OPB Think Out Loud

https://www.opb.org/article/2023/11/15/new-lumber-mill-in-philomath-aims-to-market-oregon-hardwoods/

The Hardwood Mill

In November of 2023 I sat down with Dave Miller on OPB’s Think Out Loud to talk about something new for Patrick Lumber. We’ve been at this since 1915 — 108 years — and the company has changed shape more than once. We started as an office wholesale broker and over time became a secondary manufacturer, taking wood from sawmills up and down the west coast and refining it for furniture, flooring, windows, doors and cabinetry. For most of that history the wood was softwood: Doug fir, hemlock, red cedar, the species you see growing out here.

But there’s another resource in these woods nobody was using. As forest managers thin the western Oregon forests for fire protection, the hardwoods come down too: oak, several species of it, plus maple, madrone, ash, even walnut, which isn’t native but grows here just fine. A dozen species could be milled into lumber. Instead most of it gets burned, chipped for pulp, cut into firewood or hauled to the landfill. That always struck me as a waste. There’s far more of it than we could ever process, but we can make a difference, and lumber is a better use for a beautiful tree.

And some of it is beautiful. The figured maple around here has grain that looks like marble or granite, and there’s a grade called fiddleback that goes straight into violins and cellos. My own favorite is walnut: that deep, dark, rich color never gets old. You see the live-edge slabs coming off these logs for countertops and tables and they’re really pieces of artwork. Every tree has its own story.

Here’s the part people enjoy. We bought the Philomath site in 2016, the old Mary’s River Lumber yard that cut western red cedar, and we bought it mostly for the kilns. Next door sat a ten-acre parcel we didn’t think much about, until one day the DEA showed up and arrested an outfit growing marijuana illegally on it. Six months later we were able to buy that ground, and that’s exactly where the new mill is going. You can’t make this stuff up.

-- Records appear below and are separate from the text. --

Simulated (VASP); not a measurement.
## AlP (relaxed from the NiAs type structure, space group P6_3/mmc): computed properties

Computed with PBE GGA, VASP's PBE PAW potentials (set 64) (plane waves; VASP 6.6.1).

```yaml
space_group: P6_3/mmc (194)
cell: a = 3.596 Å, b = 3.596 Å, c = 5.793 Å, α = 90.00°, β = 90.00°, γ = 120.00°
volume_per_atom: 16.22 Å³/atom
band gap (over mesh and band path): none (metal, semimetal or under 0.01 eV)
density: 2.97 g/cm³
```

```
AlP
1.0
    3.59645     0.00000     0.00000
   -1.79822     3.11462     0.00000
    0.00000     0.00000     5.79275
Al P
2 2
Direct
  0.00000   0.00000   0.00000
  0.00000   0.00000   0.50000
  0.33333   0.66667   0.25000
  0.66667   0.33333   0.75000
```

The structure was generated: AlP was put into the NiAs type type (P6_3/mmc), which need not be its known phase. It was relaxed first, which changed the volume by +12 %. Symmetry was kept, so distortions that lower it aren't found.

We did a trial run first on a little Wood-Mizer, cut a few species, proved we could dry the lumber, and sold the stock. Oak is stubborn, it takes its time. Full production should come in 2025. We’ll pay a family living wage, right next to Corvallis and Oregon State’s forestry program, in a town that’s always been a timber town.

I’m an OSU grad living in Corvallis now, so leaving Portland after all those years has been a joy, not a loss. Oregon is rich in wood, richer than Doug fir alone, and sharing that with the rest of the world is something every Oregonian can be proud of. Wood is good.